What goes around comes around…
03.02.10
I remember vaguely about 20 years ago I used to have an Atari 1200XL. I wrote my first code on it at the age of 13. It did something funny involving a line. My mother was really impressed. It was effectively copy and paste code; I think it was about 10 lines of BASIC that turned up in one of the Atari user magazines. In the way that we have PlayStation and iPod mags, then we had BASIC magazines for each of the main manufacturers.
I own an iPhone. I buy most of my music from iTunes and yesterday I started digitising a couple of useful to have personal data on the phone rather than in the back of a notebook where I’d been noting stuff for 15 years or so. One of the big successes on the iPhone are applications – or iPhone apps as they’re more commonly known. Little ickle bits of software that are basically iPhone only. I just wonder if the age of interoperability is slowly dying. All my music is played through iTunes at the moment. Given you can’t read some of the older data formats, I wonder how that’s going to work out for me even in 10 years time. I still listen to music I heard first 10 years ago…but anything I bought on tape then I just can’t play any more.
I came across two reports that interested me today, both from Le Monde (note to self, Le Monde really is a hell of a lot better than pretty much every single Irish newspaper on the market). The first one related to market share for downloaded applications. Key information: Apple is the market leader but strangely enough, more to the benefit of the iPod Touch than the iPhone. In fact, the iPhone is nearly neck and neck with the Android and on average, three quarters of the applications downloaded for each of those two devices is free. The report covered two studies and the interesting thing about the second one, which seems to have concentrated on the financial side of things is that on average, Blackberry users spend more money on the applications that they download than do either the Apple or Android users.

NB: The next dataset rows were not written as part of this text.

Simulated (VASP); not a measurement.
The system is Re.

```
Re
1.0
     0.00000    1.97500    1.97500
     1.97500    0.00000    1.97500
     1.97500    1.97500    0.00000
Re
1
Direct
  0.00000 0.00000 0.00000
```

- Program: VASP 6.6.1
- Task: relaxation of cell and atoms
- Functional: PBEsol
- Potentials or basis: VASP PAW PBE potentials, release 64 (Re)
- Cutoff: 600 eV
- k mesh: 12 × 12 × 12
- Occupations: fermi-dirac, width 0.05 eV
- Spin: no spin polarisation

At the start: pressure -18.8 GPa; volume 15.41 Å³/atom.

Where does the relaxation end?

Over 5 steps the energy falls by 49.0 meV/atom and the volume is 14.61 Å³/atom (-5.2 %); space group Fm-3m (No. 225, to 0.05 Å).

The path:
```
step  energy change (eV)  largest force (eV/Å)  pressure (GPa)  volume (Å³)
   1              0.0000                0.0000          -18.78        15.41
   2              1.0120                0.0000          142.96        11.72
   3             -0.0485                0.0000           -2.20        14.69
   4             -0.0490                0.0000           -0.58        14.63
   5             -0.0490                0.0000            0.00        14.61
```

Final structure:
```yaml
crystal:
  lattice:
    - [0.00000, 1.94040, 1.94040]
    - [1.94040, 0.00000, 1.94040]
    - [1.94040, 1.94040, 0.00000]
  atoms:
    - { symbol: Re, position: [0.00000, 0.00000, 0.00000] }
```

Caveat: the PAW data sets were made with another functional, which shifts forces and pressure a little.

The disappointing part of this is that I dont’ have a whole lot of information about the basis of the surveys that formed the basis of that report although the initial one which was carried out by one of Google’s companies was based on a survey of around 900 people worldwide. It would be interesting to see what the feed back would be if the survey sample was ten times larger.
The second report related to the fact that Apple are suing HTC for patent infringement in Delaware. This interests me in light of what I said about the system lockin that appears to be appearing on mobile devices for the moment.